Lift is a new musical from Craig Adams and Ian Watson. It follows the various adventures (and misadventures) of a group of Londoners whose lives and stories cross briefly each day as they pass each other in a lift at Covent Garden tube station.
Each character is defined by what they do, rather than who they are; busker (George Maguire), ballet dancer (Jonny Fines) and lap dancer (Cynthia Erivo) etcetera. The play follows the lives of each of the seven or so main characters as they fall in and out of love, get in scrapes and generally go about their business.
Many of the funniest and most entertaining moments come courtesy of Fines as a dancer struggling to find a boyfriend. His performance is engaging, funny and a definite stand-out within Lift. But while many of the individual performances are strong, the production is let down by the fact that the concept wears rather thin, meaning that it largely becomes a selection of show tunes held together with a loose narrative and a few laughs. And in the parts where the show veers away from comedy, there is a slight tendency for it to lapse into mawkishness and become corny.
However, the backbone of the show is the music. Each main character gets to lead on at least one song, alongside a number of ensemble pieces. The music is a mixture of lively and often comedic songs interspersed with more down-toned reflective numbers, but some of it is forgettable tunes that could exist in any number of other musicals.

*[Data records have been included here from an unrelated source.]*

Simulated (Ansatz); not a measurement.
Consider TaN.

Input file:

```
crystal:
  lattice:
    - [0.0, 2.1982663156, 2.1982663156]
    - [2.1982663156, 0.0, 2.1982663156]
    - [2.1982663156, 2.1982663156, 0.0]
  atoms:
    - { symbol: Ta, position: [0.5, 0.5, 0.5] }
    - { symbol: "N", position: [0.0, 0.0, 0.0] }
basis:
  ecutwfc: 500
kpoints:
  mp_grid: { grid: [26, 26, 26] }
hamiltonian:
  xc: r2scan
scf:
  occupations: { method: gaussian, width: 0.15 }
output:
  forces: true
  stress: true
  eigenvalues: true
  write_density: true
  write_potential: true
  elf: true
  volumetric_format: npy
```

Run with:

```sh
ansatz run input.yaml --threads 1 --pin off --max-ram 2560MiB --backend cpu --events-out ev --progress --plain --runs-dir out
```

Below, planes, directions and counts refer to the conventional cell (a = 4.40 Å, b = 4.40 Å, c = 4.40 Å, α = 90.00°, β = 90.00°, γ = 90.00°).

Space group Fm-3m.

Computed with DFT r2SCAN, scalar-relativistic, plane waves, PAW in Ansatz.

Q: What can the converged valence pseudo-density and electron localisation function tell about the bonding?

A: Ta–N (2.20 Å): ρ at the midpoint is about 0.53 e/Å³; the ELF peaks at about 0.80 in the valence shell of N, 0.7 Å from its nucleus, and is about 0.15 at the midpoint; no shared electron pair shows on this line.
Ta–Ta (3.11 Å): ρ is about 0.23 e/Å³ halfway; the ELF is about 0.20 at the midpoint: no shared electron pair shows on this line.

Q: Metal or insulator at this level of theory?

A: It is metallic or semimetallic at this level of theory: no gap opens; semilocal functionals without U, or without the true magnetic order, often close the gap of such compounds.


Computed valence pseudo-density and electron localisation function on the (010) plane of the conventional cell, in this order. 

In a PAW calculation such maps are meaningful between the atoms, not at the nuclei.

The most notable thing about the show is its choreography. Characters use silent action to indicate the motion of a train or give the impression of other scenarios as they unfold. Each of the key actors on stage makes an impact with their combination of silent action, singing, dancing and comedic timing.
While Lift struggles to achieve what it sets out to do, there are things to keep the audience engaged. It is overall a flawed production, but it does contain some good individual performances and enough laughs to get you through.
Lift is at Soho Theatre until 24 February at 7.30pm, with Saturday and Sunday Matinees at 4pm. Tickets cost £12 – £29.50.